They've canceled their cable, and they rarely eat out. "We used to have a cleaning service," Schuchart says. "Now I'm the cleaning service."

If you end up paying two mortgages, you have two options.

Try to sell the old house, fast. "You need to price your home aggressively and unemotionally, just like a bank would if they owned it," advises Brian Koss, executive vice president of Mortgage Network, a private mortgage banking company in Danvers, Mass. "You should ask multiple Realtors for a comparative market analysis of your home so you can see what the worst-case scenario is for what your home will sell for and in what period of time. For example, if the Realtors suggest prices that range between $350,000 and $395,000, you might consider a $345,000 price, which would ensure the shortest marketing time and the hope of a bidding war."

The good news, Golden says, is that if you live in a city where demand is strong, you'll probably sell your house quickly. But he warns against pricing your home too high. "Just because homes are selling quickly, that doesn't mean that you can ask an above-market-value price," he says.

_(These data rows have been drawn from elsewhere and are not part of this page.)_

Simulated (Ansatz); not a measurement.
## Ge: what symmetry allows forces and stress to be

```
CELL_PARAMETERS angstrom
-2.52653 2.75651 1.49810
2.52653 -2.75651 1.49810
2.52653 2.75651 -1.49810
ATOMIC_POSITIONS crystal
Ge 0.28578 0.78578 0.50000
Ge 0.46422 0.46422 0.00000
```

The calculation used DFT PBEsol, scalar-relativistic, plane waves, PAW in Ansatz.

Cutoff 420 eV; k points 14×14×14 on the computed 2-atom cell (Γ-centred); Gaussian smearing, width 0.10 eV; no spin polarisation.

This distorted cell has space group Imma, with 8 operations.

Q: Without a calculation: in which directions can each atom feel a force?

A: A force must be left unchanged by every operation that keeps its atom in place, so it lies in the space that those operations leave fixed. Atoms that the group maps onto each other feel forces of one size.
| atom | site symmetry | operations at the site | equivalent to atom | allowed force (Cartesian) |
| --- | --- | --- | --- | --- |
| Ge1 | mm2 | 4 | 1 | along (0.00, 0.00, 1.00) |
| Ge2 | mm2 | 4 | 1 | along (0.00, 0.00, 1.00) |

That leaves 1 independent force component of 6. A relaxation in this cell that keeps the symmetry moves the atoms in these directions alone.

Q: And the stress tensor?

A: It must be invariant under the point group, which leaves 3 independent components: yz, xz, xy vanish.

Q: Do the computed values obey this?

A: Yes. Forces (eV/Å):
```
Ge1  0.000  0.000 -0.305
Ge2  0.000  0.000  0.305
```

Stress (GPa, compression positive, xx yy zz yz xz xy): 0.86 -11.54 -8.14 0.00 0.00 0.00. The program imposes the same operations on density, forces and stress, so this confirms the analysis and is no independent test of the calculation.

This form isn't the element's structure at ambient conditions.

[Read: 7 Reasons Your House Isn't Selling.]

Rent the old house. Becoming a landlord may not be ideal, but you may decide it's the best of some bad options. Just make sure to price the rent "to cover the mortgage and any homeowners association [fees] and real estate taxes," says Kinnaird Fox, director of development at Fenwick Keats Real Estate, based in New York City.

Whatever you do, Fox says to make sure you don't fall behind on either mortgage payment. "The last thing you'd want to do is stop payments and go into default," she says, adding that you could jeopardize your credit and chances of refinancing.

Because if the thought of paying for two houses with three bedrooms and two baths sounds unpleasant, imagine how you'll feel if your credit score winds up in the basement.